1. The room has a sound?

You may have noticed that your system sounds different in different places in the same room and also in different rooms. The effect of the room 'sound' on the sound of a Hi-Fi system is enormous and, in Hi-Fi circles, badly misunderstood. In audio scientific circles it has been researched and measured but not explained.

In 1992, four Canadian scientists presented a paper to the 93rd Convention of the Audio Engineering Society, of which I am a member, on 'The Effect of Loudspeaker Placement on Listening Preference Ratings'. An extract states: 

 
"Room placement of a loudspeaker measurably affects listeners' judgement of its quality, and some changes in positioning are more easily perceived than the substitution of a different loudspeaker. Speaker placement similarly modifies quality judgement of the programme material".

No explanation of these effects was offered but I believe that it is quite obvious. The room and the loudspeaker (plus the rest of the Hi-Fi system) are interactive. Each has profound effects on the other and to understand what is happening in one direction, you have to know what is happening in the other. It is important to appreciate that not only does the loudspeaker feed a signal into the room, but that the room feeds that signal plus the room sound back into the loudspeaker. The loudspeaker acts as a very efficient microphone at the same time as it is working as a loudspeaker!

acoustic feedback

The problem is rather like that of designing a good car suspension. The suspension exists to even out the road surface imperfections and to allow safe cornering, etc., but its performance is complicated by the car body sitting on top of it. The road is moving one end of the spring and damper, whilst the body is moving the other end - each in response to what the other is doing. Automotive engineers understand this interactive relationship but, bizarrely, most audio engineers do not understand the relationship between a loudspeaker and the room. It is clear that they don't consider the relationship because they continue to design loudspeakers to give an even, flat frequency response (the usual design criterion) under what is called 'free field' conditions. 'Free field' means away from any reflective surface, i.e. up a 20 foot pole in a field!

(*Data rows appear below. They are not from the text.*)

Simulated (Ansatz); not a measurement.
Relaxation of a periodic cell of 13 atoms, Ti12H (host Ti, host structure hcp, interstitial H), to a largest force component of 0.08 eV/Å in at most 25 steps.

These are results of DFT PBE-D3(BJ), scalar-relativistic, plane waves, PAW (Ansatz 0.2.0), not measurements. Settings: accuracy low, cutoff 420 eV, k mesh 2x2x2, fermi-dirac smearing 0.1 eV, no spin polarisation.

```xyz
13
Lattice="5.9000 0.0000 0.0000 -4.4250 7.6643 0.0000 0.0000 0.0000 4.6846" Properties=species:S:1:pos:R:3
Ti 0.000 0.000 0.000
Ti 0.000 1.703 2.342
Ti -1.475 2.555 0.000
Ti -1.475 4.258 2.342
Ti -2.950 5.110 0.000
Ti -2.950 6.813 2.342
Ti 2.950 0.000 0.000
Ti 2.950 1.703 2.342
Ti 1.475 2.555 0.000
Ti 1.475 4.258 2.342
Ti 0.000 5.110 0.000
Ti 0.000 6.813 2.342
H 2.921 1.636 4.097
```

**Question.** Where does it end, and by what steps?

Since this is a very inconvenient method - rain, snow, wind noise, etc. - the Anechoic chamber was invented as an indoor substitute. Nearly every Hi-Fi loudspeaker is designed and tested this way. 

It's as if the car was designed and road tested only on a perfectly smooth, flat, straight road with no hard acceleration, braking or turning involved. You can imagine what would happen to such cars when driven on real roads under real driving conditions - the car would be very hard to control, bouncing all over the place, lurching into and out of corners and dangerously unstable.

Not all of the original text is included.